My son was 2 when we began to help him transition into his own big boy bed. At first he used our assistance to fall asleep – lullabies, holding hands, or gentle back rubs. It then changed to where he just needed us in the room.
Today, I found this scrap of paper and it reminded me of how sweet the words were we exchanged:
Me: Close your eyes. You can still imagine me here.
Son: I close my eyes and don’t see you but I know you’re there.
Me: You know I’m here.
Son: I know you’re there.
The Magic of Three Sentences
One of children’s greatest needs is to feel safe. These three words can help create that safety. Repeat them when you tuck your child in or are leaving the room:
You are Safe. You are Loved. You are Sleepy.
A Safety Bubble
Once in bed, our Go-to-Sleep ritual consisted of growing a safe bubble around my son (drawn in the air with my arms all around his body) and he would tell what material it consisted of that night (gold, iron, titanium, sparkles a nest of leaves, etc.) And nothing could go in and out but him and the rest of the family (including our dog, of course).
Special Friend
Encourage your child to have a special stuffy or blanket. Parents sleep together. The child might be feeling lonely in comparison to what he or she sees modeled.
Calm Their Brain
Repetitive Tasks: If your child is anxious or chatty and energized before bed, you can teach them to direct their brain to repetitive tasks that will tire the brain. Give the child something mundane to think about. You can help a young child learn this by talking them through the steps of an event.
My son would review the elements of soccer practice that day. He might also review the path he rode on his bike, imagining the houses and landmarks, major uphills, or any other details. The more details the better.
Focus on a Body Part: Another tip is to help them focus on a smaller body part, especially one that is far from the head, like a baby toe. Encourage them to feel the toe, and only think about the toe. The imagination might need practice, so remind your child to return to the toe.
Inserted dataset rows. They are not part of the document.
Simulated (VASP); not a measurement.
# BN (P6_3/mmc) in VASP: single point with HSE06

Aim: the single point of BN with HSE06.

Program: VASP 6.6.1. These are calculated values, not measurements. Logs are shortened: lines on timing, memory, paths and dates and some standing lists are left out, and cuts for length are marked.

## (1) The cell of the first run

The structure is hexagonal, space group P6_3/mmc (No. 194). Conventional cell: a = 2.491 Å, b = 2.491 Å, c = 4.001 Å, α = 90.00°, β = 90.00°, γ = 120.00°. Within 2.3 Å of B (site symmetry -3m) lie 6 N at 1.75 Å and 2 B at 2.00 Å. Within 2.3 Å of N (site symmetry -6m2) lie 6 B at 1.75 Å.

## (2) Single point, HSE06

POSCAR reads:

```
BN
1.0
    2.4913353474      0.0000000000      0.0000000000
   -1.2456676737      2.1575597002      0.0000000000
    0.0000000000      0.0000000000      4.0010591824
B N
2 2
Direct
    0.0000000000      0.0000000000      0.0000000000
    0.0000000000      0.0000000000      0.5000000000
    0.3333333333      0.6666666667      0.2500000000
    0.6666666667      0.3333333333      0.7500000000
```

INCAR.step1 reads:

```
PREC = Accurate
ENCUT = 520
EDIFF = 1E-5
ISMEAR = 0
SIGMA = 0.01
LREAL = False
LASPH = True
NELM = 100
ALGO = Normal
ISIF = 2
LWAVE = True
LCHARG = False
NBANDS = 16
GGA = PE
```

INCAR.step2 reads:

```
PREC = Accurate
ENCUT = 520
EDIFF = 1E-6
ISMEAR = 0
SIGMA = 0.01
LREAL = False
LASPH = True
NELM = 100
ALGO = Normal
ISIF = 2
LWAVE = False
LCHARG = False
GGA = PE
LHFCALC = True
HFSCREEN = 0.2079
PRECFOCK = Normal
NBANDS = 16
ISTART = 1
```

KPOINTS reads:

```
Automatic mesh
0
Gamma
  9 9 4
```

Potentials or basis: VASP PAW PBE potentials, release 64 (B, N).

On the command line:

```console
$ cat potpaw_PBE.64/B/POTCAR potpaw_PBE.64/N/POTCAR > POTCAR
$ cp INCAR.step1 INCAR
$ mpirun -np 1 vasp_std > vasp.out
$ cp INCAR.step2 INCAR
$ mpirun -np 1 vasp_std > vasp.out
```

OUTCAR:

Sing a Lullaby: The repetition of a favorite song (even if it’s not a lullaby – ANY song can be slowed down) sung in YOUR voice is a great ritual to instill early on. The quality doesn’t matter here. It’s the effort that counts. Humming works well, too.
Lessen Excitement Inducers through Diet
Kelly Dorfman, M.S., L.N.D. and co-founder of the online resource Developmental Delay Resource, says that it s best to avoid common dietary excitement inducers if possible:
1) Aspartame – amino acid building blocks that stimulate the excitatory neurotransmitters through amino acid building blocks
2) Sugar – instant energy for children.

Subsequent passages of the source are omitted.